The Chosen One by Carol Lynch Williams

Taren Eastep
Kyra Carlson is thirteen years old and in many ways she is very typical. She enjoys spending time with her family, especially her sisters. She loves to read and absolutely devours books. She plays the piano very well and has a crush on a book named Joshua. However, Kyra's life is anything but typical. She has just been informed that she is to become her sixty year old uncle's seventh wife and marry him in one month.

In Kyra's world, a polygamous compound, such things are commonplace. Men have more than one wife (Kyra has three mothers, as her father has to have at least three wives in order to get into Heaven) and young girls are married at increasingly younger ages to old men. All who live on the compound are subject to the will of the Prophet, a man who they believe will one day sit beside Jesus in the kingdom of Heaven, who can read their thoughts and intentions, and on whose will marriages are contracted and lives ended. The books Kyra loves to read? She has to sneak away to check them out from a local bookmobile, because the Prophet has had all books but the Bible burned, believing them to be of the devil. Being caught with them or with Joshua, the boy who hopes to one day choose her to be his wife, means punishment beyond her wildest dreams. It is this man, Prophet Childs, who has ordered that the marriage between Kyra and her Uncle Hyrum take place. No one, not even her father, can dissuade him from this decision. Kyra has two choices: does she stay and marry her uncle or does she try to leave and risk being killed by the God Squad?

I've always been fascinated by religious splinter groups and polygamists in particular, so naturally I loved this book. Kyra's story was such a great look into the mind of someone who has been born into this life that so many of us find difficult to even comprehend. While she sneaks away to read such forbidden books as Harry Potter and the Sorcerer's Stone, Anne of Green Gables, and Hop on Pop, she's in a constant state of worry that the Prophet will either read her mind and discover her secret or that she will be discovered by the God Squad, the compound's police force. But because she enjoys reading so much, and gets such a thrill from every new story, she continues to sneak away and hides her books in her dress or in trees so that they won't be discovered.

I was incredibly surprised to discover that her parents were occasionally her allies. Kyra is so disgusted and appalled at the idea of marrying her father's brother and her parents share that disgust, though not quite as openly. Her father goes so far as to repeatedly speak to the Prophet, appealing on Kyra's behalf, though he knows that he could be punished. These fears are compounded when he is warned that further intervention could mean the loss of all his wives and children, as they could be placed with new husbands and fathers, an action that would result in his being condemned to hell. Her parents disagree with the Prophet, but they have been trained since birth that the word of the Prophet is the word of God. This life, the compound life, is all they know. Her mother, nearing the end of her pregnancy with her eighth child, is under considerable stress and having complications. I did the math and Kyra's mother couldn't be more than twenty six or twenty seven years old.

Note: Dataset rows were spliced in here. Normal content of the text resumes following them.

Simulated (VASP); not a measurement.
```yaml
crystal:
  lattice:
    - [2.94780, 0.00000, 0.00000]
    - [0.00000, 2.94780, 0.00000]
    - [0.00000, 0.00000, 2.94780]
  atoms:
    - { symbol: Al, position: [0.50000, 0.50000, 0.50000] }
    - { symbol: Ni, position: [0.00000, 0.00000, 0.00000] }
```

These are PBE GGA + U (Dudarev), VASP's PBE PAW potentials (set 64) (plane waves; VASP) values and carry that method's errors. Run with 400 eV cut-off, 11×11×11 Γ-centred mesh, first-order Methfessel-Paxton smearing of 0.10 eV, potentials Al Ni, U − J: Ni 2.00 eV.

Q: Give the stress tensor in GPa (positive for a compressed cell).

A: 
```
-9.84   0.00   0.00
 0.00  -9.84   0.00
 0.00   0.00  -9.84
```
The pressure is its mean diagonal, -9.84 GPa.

Kyra knows that a loving God would not permit such a marriage to happen and many painful incidents occur that help her become stronger in this belief and lack of faith in the Prophet. The only question now is, what is she going to do about it? Her story is one of suspense, hope, love, and determination. I can't impress on you enough how moving this story is, especially since it is one that is all too common in the polygamist societies that still exist in this country. The Chosen One is unforgettable.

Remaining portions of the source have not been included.